Harder Than It Should Be
This post originally appeared on the Software Carpentry website.
Someone once said, "Chemistry is basically anything chemists will give each other awards for doing." Or something like that—Google doesn't find matches for that exact quote. Even if I've mangled it, the idea is sound: art is no more and no less than what great artists accept as being art.
So what is computer science? More particularly, what constitutes the core of computer science? What's the stuff that everyone who calls themselves a "computer scientist" should know, or at least have seen? One way to answer the question would be to look at what people are given prizes for, but that's turning out to be harder than I expected, and the reason highlights a gap in this course.
Let's start with the two biggest academic prizes open to the whole spectrum of CS: the ACM Doctoral Dissertation Award, and the A. M. Turing Award, which is often called "the Nobel Prize of computing". The page I linked to lists the names of the Dissertation Award winners from 1978 to the present, but those links take you to pages that have nothing more on them than the name of the prizewinning thesis (and in some cases, a press release or a photo of the winner accepting a check). There's no useful metadata anywhere to be seen: not keywords (which is what I'm after), not links to scholarly databases (so that I could write a script to harvest keywords), nothing. I could write a script to googlewhack the author's name and thesis title, but the half-dozen pages I looked at were formatted in three different ways, so that smells like a lot more effort than I'm willing to put in to do something that my local second-hand stereo parts store has supported since 2005 (or maybe even earlier).
The Turing Award site is a bit better: once you figure out that you have to select a sorting order to get the landing page to display more than the most recent winner, the sub-pages that the main page links to do contain a few sentences explaining why each winner won. There's still no structured metadata, though, so something that I know could be done in 10 minutes looks like it would take half a day, which means I'm not going to do it.

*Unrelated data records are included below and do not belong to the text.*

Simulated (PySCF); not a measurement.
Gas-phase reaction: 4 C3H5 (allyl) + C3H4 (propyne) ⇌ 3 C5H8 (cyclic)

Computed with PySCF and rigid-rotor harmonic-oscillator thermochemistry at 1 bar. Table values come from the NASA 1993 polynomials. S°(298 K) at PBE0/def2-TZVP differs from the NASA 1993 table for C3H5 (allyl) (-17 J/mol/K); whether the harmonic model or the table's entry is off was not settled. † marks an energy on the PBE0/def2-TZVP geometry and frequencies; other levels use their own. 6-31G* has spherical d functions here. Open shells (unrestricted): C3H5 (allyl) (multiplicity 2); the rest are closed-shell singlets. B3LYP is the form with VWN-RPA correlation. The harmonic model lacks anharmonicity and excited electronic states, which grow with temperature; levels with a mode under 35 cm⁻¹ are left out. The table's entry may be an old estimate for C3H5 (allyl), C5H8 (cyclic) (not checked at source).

Software Carpentry doesn't really talk about this issue anywhere. It shows you how to use a database, and the essay on provenance nods to the value of structured metadata without going over to say hello, but that's about it. I'm constantly taken aback by how much time real scientists spend looking things up and chasing things down (journal editors are unlikely to take "or something like that" as sufficient citation for a quote like the one that started this post). We really should include something about the computational side of knowledge management and discovery in this course, but for the life of me, I don't know what—if you do, please tell me. And if you have any clout with the ACM, please point out that since they require people to specify topic keywords when submitting papers for publication, it would be only fair of them to give us back a few keywords when we need them...